You are located in service: RWTH High Performance Computing (Linux)

File Systems Overview

File Systems Overview

Introduction

Each HPC user, along with their compute project, is allocated storage space on the HPC cluster to facilitate their research and computational tasks. The cluster offers various file systems, each with its unique advantages and limitations. This page provides an overview of these storage options.

Key Points:

  • The appropriate file system for any workflow depends on the task at hand. Understanding the differences between the file systems described on this page helps with this evaluation. In addition, the decision tree below may also help in the decision process.
  • Users are primarily responsible for backing up their data. The HPC cluster is not intended as a long-term data storage solution. It is crucial to regularly backup data to avoid any potential loss.
  • Additional storage space for compute time projects can be requested by following the guidelines provided here.
  • Instructions on how to check the available quota are detailed here.

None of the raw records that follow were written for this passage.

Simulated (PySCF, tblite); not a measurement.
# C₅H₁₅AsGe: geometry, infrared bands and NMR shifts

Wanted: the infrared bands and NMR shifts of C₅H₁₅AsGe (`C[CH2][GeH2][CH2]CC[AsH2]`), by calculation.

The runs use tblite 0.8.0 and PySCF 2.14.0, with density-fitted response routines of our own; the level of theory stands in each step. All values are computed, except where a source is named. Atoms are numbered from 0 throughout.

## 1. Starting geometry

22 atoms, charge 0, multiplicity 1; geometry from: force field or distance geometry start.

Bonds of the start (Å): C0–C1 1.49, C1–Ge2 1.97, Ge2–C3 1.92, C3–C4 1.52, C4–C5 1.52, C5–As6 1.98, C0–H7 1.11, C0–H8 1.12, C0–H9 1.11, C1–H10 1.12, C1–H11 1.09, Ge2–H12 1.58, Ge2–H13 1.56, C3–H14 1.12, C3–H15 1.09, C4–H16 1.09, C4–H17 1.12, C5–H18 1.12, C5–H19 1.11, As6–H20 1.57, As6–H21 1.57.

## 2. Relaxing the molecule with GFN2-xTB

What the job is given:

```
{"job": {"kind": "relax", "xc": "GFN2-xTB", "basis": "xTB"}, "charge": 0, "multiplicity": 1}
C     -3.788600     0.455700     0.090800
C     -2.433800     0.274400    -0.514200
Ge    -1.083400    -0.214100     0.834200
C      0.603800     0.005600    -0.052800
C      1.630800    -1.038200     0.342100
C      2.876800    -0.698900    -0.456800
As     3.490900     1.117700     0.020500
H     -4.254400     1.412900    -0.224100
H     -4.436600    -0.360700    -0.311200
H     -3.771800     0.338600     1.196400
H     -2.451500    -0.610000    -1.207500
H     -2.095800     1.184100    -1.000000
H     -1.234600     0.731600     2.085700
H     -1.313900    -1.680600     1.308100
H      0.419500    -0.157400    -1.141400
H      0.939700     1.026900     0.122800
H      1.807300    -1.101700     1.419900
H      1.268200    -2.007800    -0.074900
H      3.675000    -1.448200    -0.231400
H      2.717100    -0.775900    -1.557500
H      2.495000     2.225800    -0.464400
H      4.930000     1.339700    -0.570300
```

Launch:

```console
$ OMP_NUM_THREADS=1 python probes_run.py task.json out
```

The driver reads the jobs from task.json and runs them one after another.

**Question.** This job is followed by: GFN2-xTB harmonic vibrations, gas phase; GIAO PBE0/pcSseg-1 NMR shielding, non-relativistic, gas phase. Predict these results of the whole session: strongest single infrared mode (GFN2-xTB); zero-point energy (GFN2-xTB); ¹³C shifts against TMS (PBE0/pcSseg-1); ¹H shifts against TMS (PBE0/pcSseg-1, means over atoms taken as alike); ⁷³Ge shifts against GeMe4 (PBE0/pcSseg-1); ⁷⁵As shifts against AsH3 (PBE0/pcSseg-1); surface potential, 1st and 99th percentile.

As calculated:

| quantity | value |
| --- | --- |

The three permanent file systems are: $HOME, $WORK, and $HPCWORK. To navigate to your personal storage space, simply use the cd command followed by the file systems’ name. For example, cd $WORK will take you to your storage space on $WORK. For a specific compute time project, use cd /home/<project-id> to access a project's space in the $HOME partition, cd /work/<project-id> for the $WORK partition, or cd /hpcwork/<project-id> for the $HPCWORK partition.

Overview

$HOME

Upon logging into the HPC Cluster, users are directed to their personal home-directory within $HOME. As a Network File System (NFS) with an integrated backup solution, this file system is particularly well-suited for the storage of important results that are challenging to reproduce, as well as for the development of code projects. However, $HOME is less suitable for running large-scale compute jobs due to its limited space of 150 GB. In addition, frequent and massive file transfers, creation, and deletion can put significant strain on the backup system.

$WORK

$WORK shares some similarities with $HOME, as it is also operated on an NFS. However, the key difference is that $WORK has no backup solution. This absence of backups allows for a more generous storage quota of 250 GB, and there is greater flexibility in expanding storage for compute projects if needed.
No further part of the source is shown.